Avoid collisions between parallel installations of Cygwin

Charles Wilson cygwin@cwilson.fastmail.fm
Wed Oct 21 16:11:00 GMT 2009

Coinna wrote:
> On Oct 21 05:59, Eric Blake wrote:
> Nice.  I created a simple shell script which can do the job.  It even
> allows to replace the cygwin1.dll in /bin on the fly.  My script name of
> choice is "enable-unique-object-names":
>   $ enable-unique-object-names
>   Usage: enable-unique-object-names [show|yes|no] [path-to-cygwin-DLL]
>   $ enable-unique-object-names show
>   Default to /bin/cygwin1.dll
>   yes
>   $ enable-unique-object-names no
>   $ enable-unique-object-names show
>   Default to /bin/cygwin1.dll
>   no
> Do you think this is sufficient for now?

Unfortunately, I don't.  First, because of alignment issues, it's almost
a given that the offset from the start of the string to the data you
want to change will be different in each build of the DLL, if it's just
a global data object.  So at minimum, the script must check the DLL
version (or even the build date/id) of the DLL and make sure they match;
it should not attempt to modify an unrecognized version...

>  In theory, if we use a specific
> layout of the datastructure using unambiguous magic entry strings, there
> wouldn't be a reason to use the .rsrc section at all.

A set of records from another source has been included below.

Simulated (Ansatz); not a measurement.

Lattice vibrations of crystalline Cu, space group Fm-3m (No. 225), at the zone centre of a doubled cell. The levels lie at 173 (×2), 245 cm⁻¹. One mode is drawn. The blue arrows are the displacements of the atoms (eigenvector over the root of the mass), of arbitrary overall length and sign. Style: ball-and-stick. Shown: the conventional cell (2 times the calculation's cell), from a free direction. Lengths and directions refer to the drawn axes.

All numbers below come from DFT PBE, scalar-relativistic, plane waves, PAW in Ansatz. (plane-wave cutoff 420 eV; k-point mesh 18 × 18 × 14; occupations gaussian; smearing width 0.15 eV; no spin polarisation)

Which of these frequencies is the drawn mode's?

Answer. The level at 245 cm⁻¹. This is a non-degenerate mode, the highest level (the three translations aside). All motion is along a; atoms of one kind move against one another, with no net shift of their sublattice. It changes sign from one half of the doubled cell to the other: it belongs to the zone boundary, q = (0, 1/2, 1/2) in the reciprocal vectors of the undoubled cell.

...unless the magic ID strings themselves were also each part of the
struct.  In THAT case, I suppose the offsets between beginning of the
string and the data would depend only on the length of the string, the
packing options (-ms-struct?, pragma pack?) used during the compile, and
the specific alignment requirements of the data -- none of which would

> The DLL could
> simply read the values from a global datastructure in the .data section.
> That would speed up the code in init_installation_root() a lot since it
> won't need this FindResource/LoadResource/LockResource stuff.

Hmm.  Well, that IS a benefit -- can we quantify how much of one?

Using a global data struct for configuration settings that a fixed at
compile time, but theoretically mutable by an outside manipulation tool,
just seems...wrong, to me somehow.  It seems that a resource section is
exactly the Right Place for this -- even if we put a big blinking
warning comment in the source code about "Don't Even Think About Using
BeginUpdateResource/UpdateResource/EndUpdateResource with this data".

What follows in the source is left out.